What is a hash function? Definition, usage, and examples
Given the massive increase in the amount of data being processed by local and global data networks, computer scientists are always looking for ways to speed up data access and ensure that data can be exchanged securely. One solution they use, alongside other security technologies, is the hash function. This article explains the properties of hash functions and how they are used.
The meaning of the verb “to hash” – to chop or scramble something – provides a clue as to what hash functions do to data. That’s right, they “scramble” data and convert it into a numerical value. And no matter how long the input is, the output value is always of the same length. Hash functions are also referred to as hashing algorithms or message digest functions. They are used across many areas of computer science, for example:
- To encrypt communication between web servers and browsers, and generate session IDs for internet applications and data caching
- To protect sensitive data such as passwords, web analytics, and payment details
- To add digital signatures to emails
- To locate identical or similar data sets via lookup functions
A hash function converts strings of different length into fixed-length strings known as hash values or digests. You can use hashing to scramble passwords into strings of authorized characters for example. The output values cannot be inverted to produce the original input.
What are the properties of hash functions?
Hash functions are designed so that they have the following properties:
Once a hash value has been generated, it must be impossible to convert it back into the original data. For instance, in the example above, there must be no way of converting “$P$Hv8rpLanTSYSA/2bP1xN.S6Mdk32.Z3” back into “susi_562#alone”.
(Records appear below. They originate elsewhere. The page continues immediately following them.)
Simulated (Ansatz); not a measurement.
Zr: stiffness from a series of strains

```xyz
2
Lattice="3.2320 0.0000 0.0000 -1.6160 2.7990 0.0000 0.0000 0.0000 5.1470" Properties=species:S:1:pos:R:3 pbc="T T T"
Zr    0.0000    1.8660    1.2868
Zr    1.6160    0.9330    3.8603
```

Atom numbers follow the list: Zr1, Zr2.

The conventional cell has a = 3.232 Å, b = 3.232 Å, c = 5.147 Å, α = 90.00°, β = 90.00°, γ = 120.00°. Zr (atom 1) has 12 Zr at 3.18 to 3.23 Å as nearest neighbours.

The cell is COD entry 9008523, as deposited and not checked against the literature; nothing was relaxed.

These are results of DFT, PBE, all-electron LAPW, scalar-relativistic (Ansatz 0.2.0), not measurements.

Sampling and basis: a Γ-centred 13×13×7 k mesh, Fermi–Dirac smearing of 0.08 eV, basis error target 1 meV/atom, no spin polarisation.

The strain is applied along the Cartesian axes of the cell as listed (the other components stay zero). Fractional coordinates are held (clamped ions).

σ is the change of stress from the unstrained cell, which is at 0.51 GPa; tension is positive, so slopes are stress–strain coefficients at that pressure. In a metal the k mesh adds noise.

For a hash function to be collision-free, no two strings can map to the same output hash. In other words, every input string must generate a unique output string. This type of hash function is also referred to as a cryptographic hash function. In the example hash function above, there are no identical hash values, so there are no “collisions” between the output strings. Programmers use advanced technologies to prevent such collisions.
If it takes too long for a hash function to compute hash values, the procedure is not much use. Hash functions must, therefore, be very fast. In databases, hash values are stored in so-called hash tables to ensure fast access.
What is a hash value?
A hash value is the output string generated by a hash function. No matter the input, all of the output strings generated by a particular hash function are of the same length. The length is defined by the type of hashing technology used. The output strings are created from a set of authorized characters defined in the hash function.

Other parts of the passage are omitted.